We maintain our UNDERWEIGHT call, forecasts and FV of RM2.14 for Cahya Mata Sarawak (CMS) based on 10x FY20F EPS, in line with our benchmark forward target P/E of 10x for large-cap construction / building materials stocks.
We came away from an analyst briefing yesterday feeling cautious on the company’s outlook largely due to the earnings risk arising from: (1) a weaker cement division; (2) the introduction of competition in the state road maintenance space; and (3) weaker performance from 25%-owned OM Materials due to depressed selling prices of its end products.
CMS guided for a soft FY19F for its cement division due to: (1) higher maintenance cost (est. at RM45mil) due to the aging clinker plant with a capacity of 900k tonne per annum; and (2) the elevated cost for input clinker at average of US$53–55/tonne (vs. US$35–36/tonne normally). The company only produces 40–50% of its clinker requirement, with the balance 50–60% imported from Vietnam. We reiterate our belief that the price of imported clinkers could stay elevated for longer as the new and cleaner capacity may not come in soon enough to fill the vacuum left by the decommissioning of the obsolete and highly polluting capacity in China (due to stricter environmental policies).

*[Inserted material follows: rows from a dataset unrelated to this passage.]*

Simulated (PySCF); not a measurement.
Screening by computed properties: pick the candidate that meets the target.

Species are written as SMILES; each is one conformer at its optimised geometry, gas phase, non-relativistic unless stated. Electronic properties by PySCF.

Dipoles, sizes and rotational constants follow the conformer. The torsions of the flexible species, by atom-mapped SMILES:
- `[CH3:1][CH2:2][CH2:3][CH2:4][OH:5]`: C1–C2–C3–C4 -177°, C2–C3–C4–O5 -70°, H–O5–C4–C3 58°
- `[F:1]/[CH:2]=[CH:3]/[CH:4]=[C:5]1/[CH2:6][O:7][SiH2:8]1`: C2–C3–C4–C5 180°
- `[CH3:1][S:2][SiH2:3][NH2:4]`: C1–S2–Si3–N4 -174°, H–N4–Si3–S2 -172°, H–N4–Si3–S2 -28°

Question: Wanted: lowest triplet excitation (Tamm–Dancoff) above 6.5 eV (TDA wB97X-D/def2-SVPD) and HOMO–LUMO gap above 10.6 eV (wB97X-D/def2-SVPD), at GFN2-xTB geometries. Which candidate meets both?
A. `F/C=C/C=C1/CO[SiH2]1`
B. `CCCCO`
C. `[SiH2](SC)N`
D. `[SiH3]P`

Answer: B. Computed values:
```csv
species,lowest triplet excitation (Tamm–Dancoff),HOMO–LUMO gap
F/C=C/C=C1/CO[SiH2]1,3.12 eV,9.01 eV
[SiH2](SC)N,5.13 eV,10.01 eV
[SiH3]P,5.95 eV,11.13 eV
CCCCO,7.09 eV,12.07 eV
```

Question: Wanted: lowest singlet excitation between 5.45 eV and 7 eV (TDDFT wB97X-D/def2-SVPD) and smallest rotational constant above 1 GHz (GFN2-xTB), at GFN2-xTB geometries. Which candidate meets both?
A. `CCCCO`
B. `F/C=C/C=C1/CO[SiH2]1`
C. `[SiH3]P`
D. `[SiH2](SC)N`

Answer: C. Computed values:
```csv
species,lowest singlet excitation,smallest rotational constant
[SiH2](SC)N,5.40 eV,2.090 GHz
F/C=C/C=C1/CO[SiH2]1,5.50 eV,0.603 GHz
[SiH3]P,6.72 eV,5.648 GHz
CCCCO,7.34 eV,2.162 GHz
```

The company also guided for the introduction of competition in the state road maintenance space with the entry of “two other players” (which we already forewarned in our previous reports). However, it is confident that it will in FY20F secure at least 50% of the maintenance contracts for state roads spanning over 5,874km upon the expiry of its existing extension on 31 Dec 2019. CMS also expects lower margins as a result of competition. In FY18, construction and road maintenance contributed about 20% to CMS’ total earnings.